One of these days I’ll eventually migrate to reading comics digitally instead of in print. Not yet, though. Not when titles like this, originally published online in a “pay what you want” metric can still find their way into being a physical product. (Particularly when the way involves a handshake deal between Brian K. Vaughan and Robert Kirkman that will allow the former to write a “The Walking Dead” story for his online operation -- The Panel Syndicate.) What I’m trying to say is that after hearing about this series for a while and making mental notes to get around to reading it online, this landscape hardcover was released and I get to maintain my old habits. The wait was worth it, though, as “The Private Eye” is a thoroughly engaging read with lots of things to say about our current state of affairs with its near-future narrative.
The world of this series is that of one without the internet. When it was still operational several decades back, everyone stored all of their personal information on the cloud. Then the cloud burst and for forty days and forty nights everyone’s secrets came out for everyone to see. Lives were destroyed, families ripped apart, and corporations destroyed overnight. When it was over, the internet became a thing of the past and instead of exploring new ideas online, people became able to explore them in real life by adopting new identities -- disguises for real life called “nyms.”
In this world where a person’s privacy has become of paramount importance, the most powerful law enforcement agents are now journalists working for a citizen-revived branch of government known as the Fourth Estate. But what happens when you want to know something that isn’t public knowledge about someone? That’s when you turn to unlicensed journalists -- the paparazzi. Patrick Immelman -- P.I. to his clients -- is one such paparazzo and is also very good at his job. While there’s always a certain amount of danger associated with every job he undertakes, he winds up on a whole new level when the sister of a former client comes to see him about investigating her own past. Not only does she turn up dead soon after, but P.I. finds himself embroiled in a conspiracy to upend society as he knows it.

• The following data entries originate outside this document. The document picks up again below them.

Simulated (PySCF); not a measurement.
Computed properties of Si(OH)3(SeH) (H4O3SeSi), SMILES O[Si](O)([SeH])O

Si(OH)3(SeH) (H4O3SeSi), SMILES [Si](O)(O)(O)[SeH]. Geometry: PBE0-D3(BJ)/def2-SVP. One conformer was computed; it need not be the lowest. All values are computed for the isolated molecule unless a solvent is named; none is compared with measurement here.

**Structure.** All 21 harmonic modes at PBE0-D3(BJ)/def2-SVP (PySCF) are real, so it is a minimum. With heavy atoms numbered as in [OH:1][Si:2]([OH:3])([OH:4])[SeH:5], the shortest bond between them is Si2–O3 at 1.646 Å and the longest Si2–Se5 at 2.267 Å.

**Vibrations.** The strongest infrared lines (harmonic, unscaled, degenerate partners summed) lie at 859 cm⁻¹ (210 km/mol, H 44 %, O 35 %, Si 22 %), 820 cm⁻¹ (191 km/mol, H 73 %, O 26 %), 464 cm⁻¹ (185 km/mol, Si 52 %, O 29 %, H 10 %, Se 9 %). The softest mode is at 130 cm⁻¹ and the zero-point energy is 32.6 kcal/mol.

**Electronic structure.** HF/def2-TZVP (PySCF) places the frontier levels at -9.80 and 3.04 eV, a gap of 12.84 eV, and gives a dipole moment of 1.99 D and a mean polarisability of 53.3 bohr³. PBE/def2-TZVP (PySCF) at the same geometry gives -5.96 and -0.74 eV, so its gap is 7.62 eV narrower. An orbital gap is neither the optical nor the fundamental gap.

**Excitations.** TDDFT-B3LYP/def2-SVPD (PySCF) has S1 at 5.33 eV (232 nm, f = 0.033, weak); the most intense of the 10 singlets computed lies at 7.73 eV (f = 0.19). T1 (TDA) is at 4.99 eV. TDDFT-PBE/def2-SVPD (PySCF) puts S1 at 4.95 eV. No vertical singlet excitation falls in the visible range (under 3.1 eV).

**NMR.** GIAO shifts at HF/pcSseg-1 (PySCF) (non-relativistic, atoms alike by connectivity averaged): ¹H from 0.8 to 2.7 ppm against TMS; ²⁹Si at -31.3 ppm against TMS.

Vaughan and artist Marcos Martin have created a very interesting world here with “The Private Eye.” The idea that people would be able to walk around in costumes to protect their identities may come off as silly, but such a ridiculous overreaction to everyone’s secrets being made available to all does ring true. There’s also some good worldbuilding done through characters both young and old. Through P.I.’s young driver Melanie, we learn about how kids aren’t able to adopt nyms until they’re 18, assuming they haven’t committed any crimes before then. We also see millenials have adapted to this strange new world courtesy of P.I.’s granddad, who constantly rants about not being able to get any bars on his cell phone, being unable to connect online with other gamers, and how his generation was proud to share every bit of their personal lives because they had nothing to hide.
It’s great stuff and it works well within the story Vaughn and Martin are telling. Yet, this isn’t an entirely credible world if you start to think about it for a while. You do have to wonder just how security is managed in a place where people’s privacy is so closely guarded. Journalists and the Fourth Estate are thrown under the bus here for the purposes of the narrative, which is a bizarre narrative decision. I’m also wondering why journalists have to fire paint rounds first before noting they’re going to switch to live ammo. This could be Vaughan trying to make a point about police violence, but this requirement just seems to make what is already a fairly ineffective security force even less so.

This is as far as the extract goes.